Fleet News

Business Driver: ‘The driver is always the highest risk element’


As fleet management has evolved over the past decade, it’s become clear that getting hold of data is the easy part – using it effectively to bring about change is where things become a little harder.

Seb Goldin, director of fleet risk management company Business Driver, who launched the company in 2009 after spells at Hertz, Royal Mail, and IAM’s Drive and Survive division, believes that good use of data is key to successfully managing drivers. 

The company’s driver assessments are based on multiple data sources. Its Risktraker system stores data on each driver from multiple sources, including online risk assessments, telematics, collisions and licence checks. The system also manages practical training interventions which are appropriate to each driver’s identified need. 

This data-led approach has seen Business Driver experience more than 100% growth year-on-year. Its 35 customers include major fleets such as British Gas, Diageo, Thames Water and National Grid.
Goldin echoes the growing belief that driver behaviour and risk is something that cannot be ignored by fleets.

“The driver, until we get fully autonomous cars, is always the highest risk element in road safety,” he says. “We find with our existing client base, once they start to look at , it’s a process that just gets enhanced and improved, and begins to spread across the business.”

 Goldin says the approach taken very much depends on how much work the business in question has previously undertaken around driver risk, and the starting point varies wildly. Business Driver gets involved at the policy stage, helping a company identify and implement a road risk policy.

“For larger, longer-term clients our role is very much developing a strategy with them,” says Goldin. “Suggesting different ways of communicating and changing the culture is key. That can start from helping clients to write or revamp their driving at work policy – what should be in that policy and how it can be communicated. Things we’ve suggested include having a centralised mandate in the policy, so they don’t have to get every driver to sign an additional form for licence checking.”

While policies should be tailored to each individual business, Goldin states there is still benefit from looking at the different policies and procedures of other businesses. “Fleets should benchmark their policies against others, so that they understand they are doing what they need to do, both morally and legally,” he says. 

Business Driver hosts benchmarking sessions for its clients and shares best practice, such as how to implement a ban on hands-free mobile phone use. 

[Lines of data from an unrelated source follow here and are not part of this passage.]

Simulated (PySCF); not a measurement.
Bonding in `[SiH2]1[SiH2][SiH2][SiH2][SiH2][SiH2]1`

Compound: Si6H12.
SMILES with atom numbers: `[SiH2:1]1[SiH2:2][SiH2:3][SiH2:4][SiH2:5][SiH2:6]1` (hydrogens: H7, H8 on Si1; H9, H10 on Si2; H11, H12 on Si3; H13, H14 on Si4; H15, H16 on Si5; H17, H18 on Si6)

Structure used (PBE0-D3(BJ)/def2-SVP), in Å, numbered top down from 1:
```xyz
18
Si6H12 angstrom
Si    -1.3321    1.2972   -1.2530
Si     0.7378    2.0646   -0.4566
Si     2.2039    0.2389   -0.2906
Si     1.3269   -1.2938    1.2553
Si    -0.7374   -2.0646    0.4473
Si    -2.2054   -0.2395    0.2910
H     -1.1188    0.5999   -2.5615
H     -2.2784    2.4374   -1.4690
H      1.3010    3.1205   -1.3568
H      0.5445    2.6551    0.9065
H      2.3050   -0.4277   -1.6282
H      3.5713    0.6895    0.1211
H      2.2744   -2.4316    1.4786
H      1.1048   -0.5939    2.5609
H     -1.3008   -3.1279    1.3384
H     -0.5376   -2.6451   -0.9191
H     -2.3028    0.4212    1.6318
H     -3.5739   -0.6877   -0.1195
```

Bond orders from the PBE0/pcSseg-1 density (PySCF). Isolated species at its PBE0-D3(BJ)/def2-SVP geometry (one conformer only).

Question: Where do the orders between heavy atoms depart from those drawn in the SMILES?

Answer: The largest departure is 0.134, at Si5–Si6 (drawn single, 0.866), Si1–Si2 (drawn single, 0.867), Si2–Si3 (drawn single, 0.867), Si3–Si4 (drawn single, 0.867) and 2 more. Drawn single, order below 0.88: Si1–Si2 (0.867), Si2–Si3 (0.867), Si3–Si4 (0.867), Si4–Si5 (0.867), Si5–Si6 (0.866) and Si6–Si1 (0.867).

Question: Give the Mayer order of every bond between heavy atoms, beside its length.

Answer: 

The work undertaken by Business Driver for clients varies, with programmes tailored to specific needs. “One client is now rolling out a programme where every new driver receives a training ‘intervention’, and rolling out a change-led approach for existing staff,” says Goldin. “Rather than just a refresh, we’ll work with their accident management provider to target any drivers who have been involved in an incident.”
Specific targeting means that fleets can reduce their expenditure and use the resource where it’s more likely to make a difference. 

“The approach we take is an integrated one,” Goldin explains. “It’s joining the two systems together and giving an overall view. The simplistic approach would be to say anyone who triggers a red light on a web system needs attention.”

 Risk can be identified at the recruitment stage. Goldin says: “One client in the food delivery marketplace now uses our web system during the recruitment and selection process for new drivers. Before the offer of a job is made, they complete the online assessment in a local office. After eight weeks of employment, drivers have a half-day in-vehicle session. We take feedback from the web-based assessment as the starting point for the on-road training.”

Business Driver has established a network of 160 training consultants across the UK and Ireland. The training consultants were carefully selected on their communication skills, coaching, presentation, and use of technology.

 “We use what I like to call ‘the McDonalds test’ – a driver training session in Aberdeen should be to the same standard and quality as one taking place in Plymouth. The experience for our delegate being trained and our fleet client should be absolutely consistent and of high quality. We’ve automated and systemised a lot of repeatable processes. Booking a driver training session should be as easy as booking a flight.”

 The Risktraker system then matches the client (and driver) requirements to the skills and locations of trainers throughout the country, who are then notified of the job.

 An app allows them to accept or reject the job, and the delegate and client get notification of the session. Business Driver has also cut down delegate no-shows with an automatic reminder system, firing emails and text messages to the delegate 48 hours in advance of their session. “It reduced no-shows by 30% for one client,” says Goldin. “It minimises all the trip-up points that stop the session happening.” 

Training consultants can also use the smartphone app to submit their post-session reports, in a consistent manner.

Vehicle familiarisation is another growing area for Business Driver. “We support drivers with vehicle upgrades – if a driver is moving from a small car to a 3.5-tonne Transit, they’ll need support and help,” Goldin says. “We train a lot of apprentice engineers, who often haven’t driven much since passing their test. Not only does it have different dynamics when driving, it’s also very different to park.” 

There has been a marked shift in the way fleets approach the procurement of risk management and driver training services. Once, a programme with a set length would have been rolled out to address a short-term need. But today, fleets are seeing road safety and risk as an ongoing area of development. “Managing in silos can be a real challenge for some organisations,” says Goldin.

"Things can get stuck in between fleet, HR, and finance, which can make decisions difficult. Five or six years ago, our cycle stalled a lot more often. Fleet managers or HR directors were trying to get a one-off internal budget signed off for a particular project. That’s less and less the case now.”

Life-size inflatable cars improve parking skills 

Business Driver commissioned a fleet of actual size inflatable cars, which the company uses on a regular basis for practical driver training.

“We run coached parking and manoeuvring sessions with a  set of inflatable cars. It’s like learning to park all over again in a safe  environment”, Goldin explains.

“You’re actively encouraged to get it wrong, and to hit the cars, and do it again to see how and why you got it wrong.”

He says companies are increasingly choosing to run sessions like this in the workplace for all staff, to reduce their overall accident and risk rate. Thames Water is one example (see Profile pages 22-25).

Staff will drive their own cars in the sessions, which generally take around 10 minutes per driver.

“The requirement for parking in the driving test is very limited,” says Goldin. 

“If you approach people and say would you like to get better at parking, a lot of people would.”